Hello,
I found out difficulties with pci access functions in CAR as they tend to eat memory dynamically - with malloc calls. Any suggestions?
Also I have read a bit about PCI architecture and found out that devices must be initialised before they respond to transactions, so is there a chance that chipset/board enable functions will work?
Attaching my ugly tree patch for current coreboot. Problems in internal.c pcidev.c
Thanks, Tadas
Am Freitag, 15. Juli 2011 04:01:55, Tadas Slotkus schrieb:
I found out difficulties with pci access functions in CAR as they tend to eat memory dynamically - with malloc calls. Any suggestions?
Try to determine how much memory it uses and what the patterns are. If the code never frees until the end and the amount of required memory is manageable, consider building yourself a tiny malloc() that simply increments a pointer starting in CAR. That should be good enough to get you started.

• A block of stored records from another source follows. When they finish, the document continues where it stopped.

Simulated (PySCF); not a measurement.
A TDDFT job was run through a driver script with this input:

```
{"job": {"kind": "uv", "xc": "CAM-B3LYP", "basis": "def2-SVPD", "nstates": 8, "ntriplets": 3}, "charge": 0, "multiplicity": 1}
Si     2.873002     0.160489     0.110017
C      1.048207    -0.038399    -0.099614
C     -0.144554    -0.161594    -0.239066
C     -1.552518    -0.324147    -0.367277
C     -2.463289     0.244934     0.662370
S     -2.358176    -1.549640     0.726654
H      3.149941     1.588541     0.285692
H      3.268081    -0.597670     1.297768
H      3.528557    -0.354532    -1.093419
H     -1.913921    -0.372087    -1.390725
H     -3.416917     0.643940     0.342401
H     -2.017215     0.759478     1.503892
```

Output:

Also I have read a bit about PCI architecture and found out that devices must be initialised before they respond to transactions, so is there a chance that chipset/board enable functions will work?
Some devices are built to respond from the start, esp. northbridge (and southbridge to some degree). For working with mainboard flash chips, no other hardware access should be necessary. So there's a fair chance that things will work.
Patrick
Tadas,
On Thu, Jul 14, 2011 at 8:01 PM, Tadas Slotkus devtadas@gmail.com wrote:
Hello,
I found out difficulties with pci access functions in CAR as they tend to eat memory dynamically - with malloc calls. Any suggestions?
Also I have read a bit about PCI architecture and found out that devices must be initialised before they respond to transactions, so is there a chance that chipset/board enable functions will work?
Attaching my ugly tree patch for current coreboot. Problems in internal.c pcidev.c
Thanks, Tadas
Sorry, I'm a little late on this question.
You should look at the coreboot early PCI access routines. I don't think that they malloc. Knowing the location of the device can help, then you don't have to scan for the id each time.